Delicious and filling, hearty pot roast gets a flavorful boost from homemade marinara sauce.
- Makes: 8-10 servings
- Prep Time: 1 hour
- Cook Time: 5-6 hours
- Difficulty Rating: Intermediate
- Recipe Created By: Mary Carter
- 2 ½-3 pounds beef pot roast
- 6 tablespoons olive oil, divided
- 6-8 cups beef stock
- 1 large onion, diced
- 2 cups carrots, julienned
- 2 cups celery, diced
- 8 cloves garlic, minced
- 24 ounces tomato sauce
- 29 ounces (2 cans) petite diced tomatoes
- 1 teaspoon salt
- ½ teaspoon freshly ground black pepper
- 3 tablespoons brown sugar
- ½ teaspoon red pepper flakes
- 1 cup red wine, optional
- ⅓ cup fresh basil, chopped
- 1 pound spaghetti (or other favorite pasta)

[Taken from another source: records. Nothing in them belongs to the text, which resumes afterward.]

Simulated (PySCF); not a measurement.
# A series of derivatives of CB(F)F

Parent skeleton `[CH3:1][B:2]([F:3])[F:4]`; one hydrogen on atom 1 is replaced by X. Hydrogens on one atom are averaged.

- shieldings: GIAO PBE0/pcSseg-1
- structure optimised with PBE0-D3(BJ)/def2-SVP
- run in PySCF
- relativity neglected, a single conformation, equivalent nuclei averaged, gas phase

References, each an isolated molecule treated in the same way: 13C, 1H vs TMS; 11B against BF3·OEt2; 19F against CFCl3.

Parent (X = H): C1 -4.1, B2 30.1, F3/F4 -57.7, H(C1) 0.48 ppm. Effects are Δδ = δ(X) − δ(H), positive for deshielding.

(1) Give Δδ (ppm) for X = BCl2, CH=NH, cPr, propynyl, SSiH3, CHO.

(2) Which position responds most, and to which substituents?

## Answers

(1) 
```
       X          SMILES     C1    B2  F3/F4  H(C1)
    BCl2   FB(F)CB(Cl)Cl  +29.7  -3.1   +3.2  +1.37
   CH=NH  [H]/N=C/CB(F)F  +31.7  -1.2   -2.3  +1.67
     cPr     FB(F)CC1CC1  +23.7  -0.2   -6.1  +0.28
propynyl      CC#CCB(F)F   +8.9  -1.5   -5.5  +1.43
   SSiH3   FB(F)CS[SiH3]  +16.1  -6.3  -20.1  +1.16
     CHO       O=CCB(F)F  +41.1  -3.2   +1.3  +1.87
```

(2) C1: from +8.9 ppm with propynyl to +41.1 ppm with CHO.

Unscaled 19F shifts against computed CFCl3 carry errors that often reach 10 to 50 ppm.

- Rinse and pat dry the pot roast. In a large, heavy pan, sear the roast on both sides in 3 tablespoons of olive oil. When brown on each side, cover well with stock. Stir occasionally over low heat for about 3 hours, until very tender. Make sure to keep the roast covered with liquid throughout. When meat is very tender, remove from heat and allow to cool. Reserve the stock.
- In the heavy pan, saute the onion in remaining 3 tablespoons of olive oil. When translucent, add the carrots, celery and garlic. Add reserved stock, tomato sauce, tomatoes, salt, red pepper flakes, brown sugar, black pepper and wine, if using. Simmer and stir occasionally for about 2 hours, until reduced by about one-third.
- Trim and roughly chop beef. Add to vegetable sauce and stir. Season to taste and stir occasionally over low heat for about another hour. Add basil and adjust seasonings to taste.
- Prepare spaghetti or pasta of choice until al dente. Serve sauce over pasta with plenty of grated Parmesan.
Tips & Notes
The sauce in this recipe freezes well. It makes a big batch and is nice to have it prepared and ready in the freezer.